Macroscopic Superpositions of Phase States with Bose-Einstein Condensates
F. Piazza, L. Pezze', and A. Smerzi

TL;DR
This paper demonstrates how Bose-Einstein condensates can be used to create and observe macroscopic quantum superpositions of phase states, with experimental signatures detectable through interference patterns, even considering decoherence effects.
Contribution
It introduces a method to generate and analyze macroscopic superpositions of phase states in BECs, highlighting their robustness and experimental feasibility.
Findings
Superpositions can be created in BECs trapped in periodic potentials.
Interference patterns reveal phase superpositions and depend on atom number parity.

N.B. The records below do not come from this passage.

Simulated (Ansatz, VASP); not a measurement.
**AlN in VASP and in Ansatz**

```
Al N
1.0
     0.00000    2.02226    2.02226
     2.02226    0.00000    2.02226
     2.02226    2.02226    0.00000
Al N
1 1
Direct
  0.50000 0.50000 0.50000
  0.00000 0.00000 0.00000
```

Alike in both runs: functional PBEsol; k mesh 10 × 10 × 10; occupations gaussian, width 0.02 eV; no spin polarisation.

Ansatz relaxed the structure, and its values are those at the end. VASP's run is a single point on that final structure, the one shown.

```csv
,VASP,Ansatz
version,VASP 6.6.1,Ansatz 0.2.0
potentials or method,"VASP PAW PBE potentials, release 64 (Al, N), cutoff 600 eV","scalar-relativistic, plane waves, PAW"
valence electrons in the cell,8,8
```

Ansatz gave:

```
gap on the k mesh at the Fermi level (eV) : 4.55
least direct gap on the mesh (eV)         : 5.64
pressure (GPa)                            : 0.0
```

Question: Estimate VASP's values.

Superpositions remain observable with current technology for small atom numbers.
Abstract
Quantum superpositions of macroscopically distinguishable states having distinct phases can be created with a Bose-Einstein condensate trapped in a periodic potential. The experimental signature is contained in the phase distribution of the interference patterns obtained after releasing the traps. Moreover, in the double well case, this distribution exhibits a dramatic dependence on the parity of the total number of atoms. We finally show that, for single well occupations up to a few hundred atoms, the macroscopic quantum superposition can be robust enough against decoherence to be experimentally revealable within current technology.